Iran's Islamic Revolutionary Guard Corps (IRGC) has overextended itself in the Middle East and beyond, leaving the homeland itself vulnerable, analysts told Al-Mashareq.
For over four decades, IRGC officials have said both their regional military interventions and their activities at home are meant to keep Iran safe from its enemies.
The IRGC has virtually crippled Iran's conventional armed forces (the Artesh), taking over resources, the bulk of the annual military budget and the power of decision-making. Significant, sensitive positions not only in the military but also in political and economic domains are allotted to IRGC officials.
However, a slew of IRGC mishaps in recent years -- including the failure to protect Iran's borders and the failure to protect its missile and nuclear programmes against potential sabotage -- raise questions about Tehran's reliance and expenditure on the IRGC, analysts warn.
Ideology over expertise, technology
"The IRGC values ideology more than expertise," said a retired Iranian naval analyst who asked to remain anonymous.
"The force was formed in the early revolutionary era [early 1980s] to circumvent the professionally trained military, which revolutionaries saw as disloyal and possibly sympathetic to the West," he told Al-Mashareq.
Now it has committed Iran to proxy wars in Yemen, Iraq and Syria, while using its proxies to spread the Wilayat al-Faqih (Guardianship of the Jurist) doctrine. It also has mounted terror activity outside Iran against Western targets and the Iranian opposition, including in Germany.
But this has come at a cost.
The IRGC's focus on ideology over expertise has weakened it militarily, as evidenced by the US strike that killed its top military commander Qassem Soleimani in Baghdad in January.
At home, the IRGC has been unable to protect sensitive military, nuclear and power plants against suspected acts of sabotage.
Additionally, on June 7th, 2017, five Iranian militants mounted an armed attack on Iran's parliament (Majles) building and the mausoleum of Rouhollah Khomeini, the founder of the Islamic Republic, in Tehran.
The attacks left 17 civilians dead and 43 wounded. Two days later, then-IRGC commander Mohammad-Ali Jafari said Iran was in possession of "precise intelligence" indicating that Saudi Arabia "had requested" the attacks and Israel and the US had supported them. He implied that Saudi Arabia had used "Islamic State of Iraq and Syria" (ISIS) elements for the attacks.

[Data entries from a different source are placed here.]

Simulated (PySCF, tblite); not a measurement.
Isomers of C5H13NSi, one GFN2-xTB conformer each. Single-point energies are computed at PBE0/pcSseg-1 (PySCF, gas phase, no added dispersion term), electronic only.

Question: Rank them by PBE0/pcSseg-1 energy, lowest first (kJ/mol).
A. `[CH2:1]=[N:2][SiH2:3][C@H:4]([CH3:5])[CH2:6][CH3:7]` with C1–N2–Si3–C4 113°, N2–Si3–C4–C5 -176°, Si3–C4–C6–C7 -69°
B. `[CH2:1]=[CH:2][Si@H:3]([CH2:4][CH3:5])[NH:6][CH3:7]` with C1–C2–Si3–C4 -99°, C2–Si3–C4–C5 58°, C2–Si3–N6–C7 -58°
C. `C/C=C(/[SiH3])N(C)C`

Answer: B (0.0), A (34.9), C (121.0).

"I doubt the Saudis would order a direct attack on Iranian soil, using ISIS affiliates," the retired Iranian naval analyst said. "ISIS is a threat to them, just as it is to everyone in the Muslim world."
Regardless of the IRGC's accusations against Riyadh, the fact that the terrorists were able to carry out the attack shows a weakness in the IRGC's intelligence- gathering capability, as "precise intelligence" is hardly useful after the fact, he said.
"The IRGC launched missile strikes on Deir Ezzor in retaliation, but the strikes were unsuccessful," Shahin Mohammadi, a US-based Iranian journalist, told Al-Mashareq.
At that time, Syria's Deir Ezzor province was under a large-scale siege imposed by ISIS.
Attacks inside Iran
The 2107 attack inside Iran was hardly the only one of its kind in recent memory.
On September 22nd, 2018, militants disguised as IRGC personnel attacked a military parade in Ahvaz, killing 25 people, including some civilians, and injuring at least 60, according to state media.
Both ISIS and Ahvaz National Resistance, an ethnic Arab anti-government movement inside Iran, claimed responsibility for the attack. Neither group produced evidence to back up their claims.
Foreign Minister Javad Zarif blamed "terrorists paid by a foreign regime".
An Iranian military spokesman, meanwhile, claimed the attackers "were trained and organised by two Gulf countries", and had ties to the US and Israel.
In response, the IRGC on October 1st launched missiles at a "terrorist" headquarters in Syria that it said housed "40 senior leaders" of ISIS. They said the attack had killed all ISIS members.
Iran's Fars news agency said the missiles hit the Syrian border town of Albu Kamal in Deir Ezzor province.
However, the Pentagon said at the time that the missile strikes caused "no damage".
"The IRGC lacks reliable guided radar technology that would make such missile strikes a success," the former Iranian naval analyst said.
"They are either buying the equivalent of second-hand material from China and North Korea, or making inferior copies of what they can get their hands on," he said, adding that the IRGC has tried to compensate for these shortcomings by prioritising the quantity of missiles at Iran's disposal over the quality.
Lack of safeguarding measures
Even as the IRGC boasts of large numbers of missiles to deter Iran's perceived enemies, it has failed to put proper measures in place to safeguard its missile programme.
An explosion on June 25th at the Khojir missile facility, one of Iran's largest and most complex weapons depots, shook the area east of Tehran.
IRGC officials blamed the explosion on an unidentified gas leak, but the explosion was one of three major blasts around the same time, including one at the Natanz centrifuge production facility in Esfahan province on July 2nd.
Between late June and mid-October, there were at least 10 other major incidents, including fires and explosions at petrochemical facilities and power plants.
The IRGC and other hardline power centres in Iran "would rather spend significant sums of money on spreading Shiism abroad than invest in upgrading and protecting Iran's technological infrastructure", the naval analyst said.
Moreover, neither the IRGC nor other hardline factions of the regime appear to have much interest in protecting the public and prioritising them over Tehran's expansionist policies, he said.